Production-ready microservice in Rust: 1. Setup the workspace
Posted 2023-05-07 14:00:00 by sanyi ‐ 3 min read
Setup a multi-package workspace for our application
For complex Rust applications I prefer to use a workspace with multiple packages. This way we can split our application into smaller, loosely coupled parts but we don't have to maintain a different repository for each of them and we can work with the whole codebase in one IDE window.
To start our new project, let's create a directory to hold the workspace:
$ mkdir shelter-project
$ cd shelter-project
and create a Cargo.toml
file there:
[workspace]
members = [
"shelter_main"
]
Also initialize a git repository, to prevent cargo new
from creating a new
repository for every package:
$ git init
I use JetBrains CLion with the Rust plugin so I usually add a .gitignore
file to ignore the .idea
folder and the Rust target
folder:
.idea
target
Let's create the shelter_main
package:
$ cargo new shelter_main
Now our directory structure looks like this:
.git
.gitignore
Cargo.toml
shelter_main/
Cargo.toml
src/
main.rs
We can run cargo build
in the main workspace directory, the build creates
an executable in target/debug/shelter_main
and a single Cargo.lock
file
in the main workspace directory.
Now we can commit our code:
$ git add .gitignore Cargo.lock Cargo.toml shelter_main/
$ git commit -m 'workspace setup'
I usually design my Rust application to handle multiple CLI commands.
For example, a shelter_main serve
command to run the REST application
server, a shelter_main migrate
to run the database migrations, etc.
For command-line argument processing I usually use the clap
crate,
we can add it to the shelter_main
package:
$ cargo add clap@4
Let's modify shelter_main/src/main.rs
:
use clap::{Arg, Command};
pub fn main() {
let command = Command::new("Dog Shelter sample application")
.version("1.0")
.author("Sandor Apati <[email protected]>")

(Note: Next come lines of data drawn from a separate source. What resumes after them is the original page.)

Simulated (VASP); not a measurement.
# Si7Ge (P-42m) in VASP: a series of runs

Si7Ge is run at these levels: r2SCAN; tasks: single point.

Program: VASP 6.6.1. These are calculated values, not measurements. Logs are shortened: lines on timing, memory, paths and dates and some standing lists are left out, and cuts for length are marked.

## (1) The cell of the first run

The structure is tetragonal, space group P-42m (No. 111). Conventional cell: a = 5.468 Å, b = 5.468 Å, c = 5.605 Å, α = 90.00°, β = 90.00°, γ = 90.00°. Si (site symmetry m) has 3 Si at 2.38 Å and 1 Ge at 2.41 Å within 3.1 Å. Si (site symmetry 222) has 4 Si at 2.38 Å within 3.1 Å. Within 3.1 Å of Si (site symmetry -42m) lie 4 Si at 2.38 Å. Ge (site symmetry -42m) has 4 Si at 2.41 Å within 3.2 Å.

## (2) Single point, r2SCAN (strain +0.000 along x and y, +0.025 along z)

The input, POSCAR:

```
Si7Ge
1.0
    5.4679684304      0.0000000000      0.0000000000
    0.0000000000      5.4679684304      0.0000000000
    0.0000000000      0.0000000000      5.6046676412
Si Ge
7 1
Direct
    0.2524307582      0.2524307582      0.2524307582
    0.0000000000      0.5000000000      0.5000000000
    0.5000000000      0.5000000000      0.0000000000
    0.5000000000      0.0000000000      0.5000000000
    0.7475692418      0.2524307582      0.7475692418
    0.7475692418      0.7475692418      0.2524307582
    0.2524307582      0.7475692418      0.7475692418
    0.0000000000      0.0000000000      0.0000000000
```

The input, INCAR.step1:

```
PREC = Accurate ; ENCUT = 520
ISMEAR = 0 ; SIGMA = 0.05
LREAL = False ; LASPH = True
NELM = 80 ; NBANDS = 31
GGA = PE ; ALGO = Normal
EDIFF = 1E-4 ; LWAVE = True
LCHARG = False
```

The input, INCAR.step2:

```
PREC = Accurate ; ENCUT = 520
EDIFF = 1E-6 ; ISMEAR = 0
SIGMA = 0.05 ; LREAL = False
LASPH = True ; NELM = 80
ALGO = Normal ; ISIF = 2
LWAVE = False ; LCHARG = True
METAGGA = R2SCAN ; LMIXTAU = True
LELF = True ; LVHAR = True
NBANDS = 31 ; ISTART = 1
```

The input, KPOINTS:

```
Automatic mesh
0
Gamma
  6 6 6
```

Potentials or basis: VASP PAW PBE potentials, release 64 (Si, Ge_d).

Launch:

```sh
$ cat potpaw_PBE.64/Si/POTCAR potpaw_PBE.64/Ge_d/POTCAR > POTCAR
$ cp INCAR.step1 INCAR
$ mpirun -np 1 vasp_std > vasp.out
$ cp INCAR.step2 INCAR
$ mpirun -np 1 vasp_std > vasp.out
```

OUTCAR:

.about("A sample application to experiment with Rust-based microservices")
.arg(
Arg::new("config")
.short('c')
.long("config")
.help("Configuration file location")
.default_value("config.json"),
);
let _matches = command.get_matches();
}
This creates a simple parameter named -c
or --config
to set
the configuration file location for our application.
We can test is easily:
$ cargo build
$ ./target/debug/shelter_main --help
A sample application to experiment with Rust-based microservices
Usage: shelter_main [OPTIONS]
Options:
-c, --config <config> Configuration file location [default: config.json]
-h, --help Print help
-V, --version Print version
A few more crates I usually add to the project:
$ cargo add [email protected]
$ cargo add anyhow@1
The dotenv
crate supports the loading of environment variables from .env
files.
The anyhow
crate simplifies error handling in Rust - it will be important later.
Modify our main.rs
to use them:
use clap::{Arg, Command};
use dotenv::dotenv;
pub fn main() -> anyhow::Result<()> {
dotenv().ok();
let command = Command::new("Dog Shelter sample application")
.version("1.0")
.author("Sandor Apati <[email protected]>")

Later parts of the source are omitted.